My post yesterday triggered a lot of discussion including worried cries from lots of Twitter afficianodos. Sorry, I didn’t want to dampen your enthusiasm or blind devotion.
It’s that pesky ROI question that I’m wanting to focus on specifically and strategically.
If you are getting ROI and it’s worth your while, then keep doing it. I want to see facts and data and learn how people do it profitably.
I would like to see what you say, understand who you say it to, and what happens specifically and over what period of time. I’d like to learn the connections to your landing pages and your fees to see how the ROI is generated.
My experience and that of many many many repeat many many many of my clients, invest time and energy and even create huge numbers of followers and even they see very little for it in terms of real ROI. Oh a few do, but very few indeed.
I think there are many reasons for this.
First is that the ability to communicate meaningfully so that you persuade and achieve action is very limited by Twitters brevity and that no matter what you give, getting through to people so that you achieve action is really hard.
Second, I think that at least in lots of businesses, successful people do not make decisions that entail or rely on or are even remotely influenced by what they can learn from Twitter conversations.
Sure, there are success stories and they are galvanizing. But they are actually rare. The data on ROI for bread and butter people and businesses is lacking.
Personally, I don’t mind Twitter at all. To me it is another tool in the arsenal. Like all the others, the technology has special communications requirements.

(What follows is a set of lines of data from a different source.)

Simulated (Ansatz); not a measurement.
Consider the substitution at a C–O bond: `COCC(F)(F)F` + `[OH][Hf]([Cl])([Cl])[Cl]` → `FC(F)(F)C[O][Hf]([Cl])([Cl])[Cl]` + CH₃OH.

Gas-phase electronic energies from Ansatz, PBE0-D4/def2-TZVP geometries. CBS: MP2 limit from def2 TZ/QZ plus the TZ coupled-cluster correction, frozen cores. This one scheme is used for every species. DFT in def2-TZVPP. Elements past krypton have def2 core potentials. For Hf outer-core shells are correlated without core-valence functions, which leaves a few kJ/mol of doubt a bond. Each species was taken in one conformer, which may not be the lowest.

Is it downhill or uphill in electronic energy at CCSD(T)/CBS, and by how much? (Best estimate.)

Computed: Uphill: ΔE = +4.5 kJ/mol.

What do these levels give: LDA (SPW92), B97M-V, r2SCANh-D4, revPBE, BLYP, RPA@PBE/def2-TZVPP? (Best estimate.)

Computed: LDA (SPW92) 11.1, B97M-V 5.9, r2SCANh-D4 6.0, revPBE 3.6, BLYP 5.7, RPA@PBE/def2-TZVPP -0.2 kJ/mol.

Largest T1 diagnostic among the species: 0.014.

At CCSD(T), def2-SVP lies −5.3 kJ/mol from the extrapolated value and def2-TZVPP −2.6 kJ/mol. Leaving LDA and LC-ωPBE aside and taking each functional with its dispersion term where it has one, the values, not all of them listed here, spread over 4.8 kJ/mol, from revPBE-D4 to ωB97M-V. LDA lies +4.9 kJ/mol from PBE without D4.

Some people don’t want to look at it as a marketing tool. They say to me “I don’t get it”. It’s just for communicating with people.
I think they are missing my point. Clients want to use it as a marketing tool. It’s a given fact. So it is the use of the tool for marketing that I want to focus on.
There are many people who think it’s the greatest thing since sliced bread. Obviously, there are people who are growing up using these technologies, and even building their lifestyles, and their livelihoods and incomes and the way they communicate with their clients around the technologies they use. To them, Twitter is just a wonderful extension of what they do and feel.
Like it or not, there are plenty of people who do use it and with text messaging and the ease of use on cell phones and blackberries, it is important to keep your options open. My kids use it. My doctor doesn’t. I do sometimes. Some people live and breathe on their iPods. They may have nothing better to do with their time.
I like being able to search and ascertain who’s talking about what. Although it has limits and doesn’t compare to the Internet for quality content and reliable detailed information searches for real problem solving data or information.
It’s a great tool for finding out “what’s happening” and searching for news and following real time events. Put in the word ‘tornado’ and you’ll find out exactly what’s touching down where and within seconds of it happening.
It has a valuable function for businesses who monitor what people say or who need to respond to a crisis.
All these things are true and all it takes is money and take time and effort and skill.
So I’m not giving up on it at all. I’m not averse to using it.
My questions are how much money, how much time, and what skills?
I am a scientist and a former attorney and a consultant who seeks to provide service and value. I think in terms of systematic processes to achieve success. The processes have to be capable of being reproduced for me to recommend them to clients and to teach with them.
So my search is for valid guidelines and tactics. Hence, what I hope for is not hope and hype, but statistically proven tactics with some documentation of the ROI.
I’m looking for guidelines in how to use it wisely and what messages work best for what purposes.
That’s my point. To measure the ROI with Twitter is very difficult. It varies phenomenally.
The number of followers to me is a dubious metric. You can develop a following and be in communications with thousands of people. You can tweet to them three times a day or three times a week.
But does it produce sales? Does the time and effort and money you invest yield a net income and is it worthwhile?
That is the question I want to focus on.
The time it takes to do this well competes with other income producing activities you can be doing. How you spend your time is a choice you make.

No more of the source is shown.